In October Newland exhibited the Daguerreian Gallery in Hobart.

1854

Exhibitions are held in Sydney, Hobart and Melbourne of works to be sent to the Paris Universal Exhibition in 1855. Australia had sent agricultural products to the Great Exhibition of 1851 in London, but Paris provided one of the earliest opportunities to show the progress of Australian colonies in an international context. Gael Newton notes that the Australian commissioners complained of local indifference to the exhibition.

1855

Thomas Glaister—from the New York studio of Meade Brothers & Co—sets up the American Australian Portrait Gallery in Sydney in April 1855, importing the technical sophistication, size and style of American photography to his Australian daguerreotypes and collodion processes

1858
Richard Daintree, View of Castlemaine Town, 1858.

John Smith, William Stanley Jevons, Robert Hunt and Mathew Fortescue Moresby exhibit their photographs at special “conversazione” evenings held in Sydney in December 1858 and December 1859 by the Philosophical Society, to which they belonged. Although preceded slightly by a demonstration by George Pownall, Anglican Dean of Perth, at the Perth Mechanics Institute in September 1858, these are, according to Gael Newton, “the earliest purely photographic exhibitions”.

Richard Daintree and Antoine Fauchery produce Sun Pictures of Victoria, the first photographic collection depicting Melbourne and the colony of Victoria, portraying the goldfields, Melbourne Streets, landscapes and portraits of Indigenous Victorians.

1866

Redmond Barry, the President of the Melbourne Intercolonial Exhibition, commissions the German photographer Charles Walter to make a series of portraits of the residents of Coranderrk Aboriginal Station (1863–1924). The portraits are incorporated into one large display panel and subsequently sent to Russia, Italy, and England as “evidence” in scientific debates about human evolution. Landscape photographs in the Intercolonial Exhibition (such as Charles Nettleton’s panoramic views of Melbourne) are reviewed in the Australia Monthly Magazine under the title “A Wanderer Among the Photographic Views at the Intercolonial Exhibition”.

1872–3

Richard Daintree’s photographs are exhibited as part of the Queensland display, built as a separate annex off the main pavilion, at the London Exhibition of Art and Industry. This exhibition was held annually between 1871 to 1874. A second copy of these hand-coloured photographs were simultaneously on display at the Vienna Exhibition in May 1873.

1874

Twenty Julia Margaret Cameron photographs are displayed in the Drawing Room of Government House, Sydney, New South Wales, by Cameron’s friend Governor Hercules Robinson.

1876
Centennial Photographic Co., ‘New South Wales Court’ (plus view of Holtermann panorama), Philadelphia 1876. Held by: Free Library of Philadelphia, C020717.
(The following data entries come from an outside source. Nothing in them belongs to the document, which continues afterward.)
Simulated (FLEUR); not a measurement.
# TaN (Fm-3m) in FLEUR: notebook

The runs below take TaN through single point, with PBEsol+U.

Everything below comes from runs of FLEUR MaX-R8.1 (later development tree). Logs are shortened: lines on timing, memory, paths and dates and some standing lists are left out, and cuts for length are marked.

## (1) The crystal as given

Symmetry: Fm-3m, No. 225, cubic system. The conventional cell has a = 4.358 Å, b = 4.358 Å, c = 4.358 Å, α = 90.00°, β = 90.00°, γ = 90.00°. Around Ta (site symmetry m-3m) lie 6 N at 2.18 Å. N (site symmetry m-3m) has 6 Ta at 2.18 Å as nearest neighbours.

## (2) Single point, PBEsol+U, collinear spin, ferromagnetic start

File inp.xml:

Charles Bayliss’ panorama of Sydney is exhibited as part of the New South Wales exhibit at the Philadelphia Centennial International Exhibition, directed by the gold miner, businessman, and politician Bernhardt Holtermann. Known as the Holtermann panorama, it receives a bronze medal.

The Philadelphia Centennial International Exhibition included extensive displays of photography from the colonies of Australia. Daintree’s 200 strong hand-coloured photographs of rural and mining regions lined the 15 ft high and 100 ft long walls of the Queensland pavilion. Joseph Turner’s photograph of the moon taken through the Great Melbourne Telescope can be seen in the Victorian pavilion. It would go on to be displayed at the 1886 Colonial and Indian Exhibition in London and the 1887 Dublin Exhibition.

1878

Charles Bayliss’ panorama of Sydney is exhibited at Paris Exposition Universelle Internationale.

1880

J.W. Lindt and Charles Nettleton exhibit portraits and landscapes as part of the Victorian exhibition at the Melbourne International Exhibition. Lindt complains in the press about his works’ display being separate to the Victorian works of sculpture and painting. His images are shown near the entrance to the cellars, behind the organ, off the main building (Argus 27 September 1880, 6).

1890

Thomas Baker, one of the first to manufacture dry plates locally, teams with amateur photographer J.F.C. Farquhar to open their rooms in Elizabeth Street, Melbourne as the “Victorian Gallery of Australian Views” with an exhibition of “argentic bromide” enlarged landscape photographs (with some prints over a metre square). The Sun newspaper of 28 February declares:

“The bromide produces real works of art, giving a soft finish to the pictures, equal to the finest engravings. The object of the firm is to supply pictures of national life for home decorations, at a modest price.”

The exhibition review is headed “Exhibition of Artistic Photographs,” suggesting a new emphasis on artistry in the assessment of photographs in the 1890s.

1894

The Northern Tasmanian Camera Club holds its first intercolonial show, followed by the Geelong Amateur Photographic Society in 1895, which also serves as a congress – one of the few occasions when photographers travelled from interstate to get together.

1895

Members of the South Australian Photographic Society are represented in the South Australian Chamber of Manufacturers Exhibition of Art and Industry. This show is significant for its mixed hanging of photographs and traditional works of art, and it included prints and stereographs by H.H. Tilbrook (1848–1937), founder of the Northern Argus newspaper in South Australia.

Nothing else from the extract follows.